I am considering two equations $$u_t=a(x)u_{xx}$$ and $$v_t=b(x)v_x$$ as classical representatives of the parabolic and hyperbolic family of equations. If $a(x)=a$ and $b(x)=b$ were constants, to show stability of any finite difference scheme I use for those equations, I could use the Fourier or so called Von Neumann stability analysis, i.e. would have to calculate the magnitude of the amplification factor.
In the case of variable coefficients though, where $a=a(x)$ and $b=b(x)$, I am somewhat confused. From the book by Strikwerda (Finite Difference Schemes and PDEs) on page 59 it says that one can use method of frozen coefficients, i.e. freeze the values at every grid point, use the Fourier analysis and deduce stability for variable coefficients. On the other hand, in the book of Ascher (Numerical methods for Evolutionary Differential Equations), on page 153 it says that even ff the method is stable with constant coefficients then it doesn't necessary imply stability for variable coefficients.

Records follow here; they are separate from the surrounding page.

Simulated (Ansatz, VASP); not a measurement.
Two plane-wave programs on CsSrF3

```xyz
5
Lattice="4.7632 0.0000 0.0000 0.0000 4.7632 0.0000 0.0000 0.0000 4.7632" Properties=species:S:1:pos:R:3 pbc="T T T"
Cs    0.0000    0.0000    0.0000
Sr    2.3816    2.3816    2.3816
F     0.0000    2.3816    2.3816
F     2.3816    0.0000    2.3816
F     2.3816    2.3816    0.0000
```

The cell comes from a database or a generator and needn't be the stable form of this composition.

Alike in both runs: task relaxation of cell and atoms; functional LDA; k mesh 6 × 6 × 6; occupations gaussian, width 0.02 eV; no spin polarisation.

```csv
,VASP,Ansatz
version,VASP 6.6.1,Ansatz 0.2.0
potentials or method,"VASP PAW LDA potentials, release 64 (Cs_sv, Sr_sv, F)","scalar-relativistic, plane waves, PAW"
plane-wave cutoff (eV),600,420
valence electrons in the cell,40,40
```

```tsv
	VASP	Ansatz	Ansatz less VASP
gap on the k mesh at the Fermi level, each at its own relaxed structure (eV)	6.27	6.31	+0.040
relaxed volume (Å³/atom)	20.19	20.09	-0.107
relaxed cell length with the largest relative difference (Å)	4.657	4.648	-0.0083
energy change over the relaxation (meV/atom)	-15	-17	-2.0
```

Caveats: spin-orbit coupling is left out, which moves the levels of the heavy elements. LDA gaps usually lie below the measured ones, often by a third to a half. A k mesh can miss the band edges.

Thus I see a contradiction between two books. My problem is that I see how the von Neumann analysis works and I wonder if I can use that with variable-coefficient PDEs as well. If I can, is that the same for both of the equations I am looking at or there are some differences between the two in terms of the method of frozen coefficients? Basically, where is the limitation of the Von Neumann stability analysis for parabolic and hyperbolic equations?